No one is taking these discord chats and updating FAQs with them

Why do you think this is, though? This really hasn’t been my experience, people are usually pretty quick to add shit to the FAQ if it actually comes up ime.

You’re also relying a lot, ironically, on Google, when you advocate for using search engines as a repository for forums. Google is not that good anymore, and most forums don’t come up. For a niche software, do you think the specific forum for that software would actually come up 99% of the time, or would the results just be flooded by a bunch of youtube tutorials and posts to random subreddits and other forums about irrelevant shit that you weren’t looking for? If you were even lucky enough to get results in the first place, that is. Partially this is due to things moving to discord, but partially it’s due to Google having an effective monopoly on search engining.

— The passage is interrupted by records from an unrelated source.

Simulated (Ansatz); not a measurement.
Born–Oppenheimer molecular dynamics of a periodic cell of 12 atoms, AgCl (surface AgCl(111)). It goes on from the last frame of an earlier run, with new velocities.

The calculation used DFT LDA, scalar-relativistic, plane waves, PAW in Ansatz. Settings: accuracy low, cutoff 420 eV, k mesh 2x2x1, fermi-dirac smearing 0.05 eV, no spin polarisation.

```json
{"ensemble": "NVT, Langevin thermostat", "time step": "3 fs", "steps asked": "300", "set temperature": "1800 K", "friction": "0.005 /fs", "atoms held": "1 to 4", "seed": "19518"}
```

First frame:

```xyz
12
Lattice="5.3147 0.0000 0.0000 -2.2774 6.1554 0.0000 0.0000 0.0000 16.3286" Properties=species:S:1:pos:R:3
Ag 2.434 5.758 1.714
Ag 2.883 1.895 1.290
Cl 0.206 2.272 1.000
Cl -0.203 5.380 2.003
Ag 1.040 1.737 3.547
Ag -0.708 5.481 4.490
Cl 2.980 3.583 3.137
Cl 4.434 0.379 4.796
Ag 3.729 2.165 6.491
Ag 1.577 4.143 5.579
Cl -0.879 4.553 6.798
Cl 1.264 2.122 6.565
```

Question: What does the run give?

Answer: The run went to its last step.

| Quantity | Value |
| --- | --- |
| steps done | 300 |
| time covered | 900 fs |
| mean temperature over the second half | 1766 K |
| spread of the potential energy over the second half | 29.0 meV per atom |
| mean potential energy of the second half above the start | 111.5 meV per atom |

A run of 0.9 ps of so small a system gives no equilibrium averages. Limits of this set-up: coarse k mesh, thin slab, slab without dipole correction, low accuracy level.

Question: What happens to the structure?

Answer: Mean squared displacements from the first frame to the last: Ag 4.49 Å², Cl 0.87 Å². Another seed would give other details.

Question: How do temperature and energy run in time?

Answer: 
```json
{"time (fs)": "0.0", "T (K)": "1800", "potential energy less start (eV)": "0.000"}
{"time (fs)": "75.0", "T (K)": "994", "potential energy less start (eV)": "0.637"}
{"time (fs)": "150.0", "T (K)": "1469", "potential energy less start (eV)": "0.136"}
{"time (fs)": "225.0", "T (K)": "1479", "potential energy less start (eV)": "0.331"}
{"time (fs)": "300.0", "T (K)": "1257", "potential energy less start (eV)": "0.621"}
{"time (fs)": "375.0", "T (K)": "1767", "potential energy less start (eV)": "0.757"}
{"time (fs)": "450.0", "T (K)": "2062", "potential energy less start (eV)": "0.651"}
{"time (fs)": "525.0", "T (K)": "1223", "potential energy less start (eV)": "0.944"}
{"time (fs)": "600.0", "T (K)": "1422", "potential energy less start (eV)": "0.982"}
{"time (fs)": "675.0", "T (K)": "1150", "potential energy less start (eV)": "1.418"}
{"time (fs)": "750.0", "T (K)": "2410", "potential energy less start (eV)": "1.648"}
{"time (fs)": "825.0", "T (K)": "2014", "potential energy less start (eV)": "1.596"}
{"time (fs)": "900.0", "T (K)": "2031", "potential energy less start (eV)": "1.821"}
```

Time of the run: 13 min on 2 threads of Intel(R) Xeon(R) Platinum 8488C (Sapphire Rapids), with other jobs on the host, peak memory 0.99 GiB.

If you’re just going to like, go to a forum and use the forum’s internal search. One, it probably sucks because they always have these stupid idiot rules like no common words and it has to be in a range of 4-40 characters and no symbols, shit like that, which sucks. But also, you can do the same thing with discord and just navigate to the web version and then just look up what you wanted to find on the chat logs and read an old conversation. They seem functionally pretty similar in that respect.

Moderating a forum to protect against random people spamming you with CSAM attacks is also more time-consuming for a small developer, and it’s also time consuming to redirect people to previous threads when they inevitably come in and post shit that’s already been asked about, which is also going to breed probably a more insular culture than discord, as impossible as that might seem. Again, you’re also waiting like 2 days for a response, and this is especially stupid when you’re dealing with a back and forth, because not everyone is going to put in the effort to present their problems as thoroughly as possible and present you with like an actual bug report or screenshots or anything. They might not even know what to search for or ask about, and then they’re completely fucked. It’s easier to manage discord because of it’s more active nature.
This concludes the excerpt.